The Law Commission has been tasked with reviewing the law of financial remedy on divorce, with a scoping report to be published in September 2024. Specific areas to be looked at include how ongoing payments for an ex-spouse should be dealt with, how the law should treat "conduct" by separating spouses, pension sharing orders and whether there needs to be a clear set of principles enshrined in law, setting out how cases are to be dealt with, rather than the current, more discretionary, process. The Law Commission will also revisit its 2014 report on marital property agreements.
Barbara Reeves says: The current law relating to financial remedy on divorce dates back to 1973. Yet its discretionary approach has permitted it to evolve over time so that older notions of the financially weaker party (usually the wife) having only their "reasonable requirements" met have shifted to adopt the more modern concepts of the sharing of matrimonial property, and an increasing recognition of pre-nuptial agreements without the underlying legislation even changing.

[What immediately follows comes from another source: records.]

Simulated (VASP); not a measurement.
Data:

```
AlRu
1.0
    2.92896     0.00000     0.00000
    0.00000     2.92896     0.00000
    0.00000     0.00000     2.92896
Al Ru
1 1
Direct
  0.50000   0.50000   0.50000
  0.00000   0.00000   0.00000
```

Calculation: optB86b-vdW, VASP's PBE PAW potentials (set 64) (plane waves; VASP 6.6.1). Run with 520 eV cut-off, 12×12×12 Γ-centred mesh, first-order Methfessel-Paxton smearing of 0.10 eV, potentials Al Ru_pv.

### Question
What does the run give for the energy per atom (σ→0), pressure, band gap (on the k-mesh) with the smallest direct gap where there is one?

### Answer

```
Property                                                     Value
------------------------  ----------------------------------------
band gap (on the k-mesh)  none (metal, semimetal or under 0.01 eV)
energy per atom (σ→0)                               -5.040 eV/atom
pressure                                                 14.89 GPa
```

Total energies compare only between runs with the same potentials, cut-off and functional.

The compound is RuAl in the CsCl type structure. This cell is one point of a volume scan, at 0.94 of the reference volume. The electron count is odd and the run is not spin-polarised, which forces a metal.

However, that same flexibility has also led to uncertainty – the court order that a party might have received even 10 years ago is very different to one they might receive now (and indeed, unrecognisable compared to that received 25 years ago). Therefore, whilst this discretion allows tailor-made solutions, it also reduces predictability, potentially leading to more couples engaging in litigation. It can therefore be a difficult balance to strike. Certainly, given the increasing reliance by couples (particularly HNW and UHNW couples) on pre-nuptial agreements, a review of the enforceability of those agreements is highly desirable.
Further, recent figures released by the Ministry of Justice have shown that, between January to March 2023, there were 28,865 divorce applications, but only 11,432 financial remedy applications. This suggests that many divorcing couples are not sufficiently aware of their rights and of the financial orders that may be made on divorce (including orders dismissing all financial claims including future claims). This will be particularly important for those who may experience financial hardship, or indeed, an unexpected application years after the divorce was finalised as occurred in the case of Wyatt v Vince  UKSC 14, in which the writer represented the wife in securing a financial award some 27 years after the divorce.
It is therefore hoped that this financial review will reform the 1973 legislation in recognition of the society we now live in. It will also need to address the unpredictable nature of the legislation without sacrificing the need for fairness for all.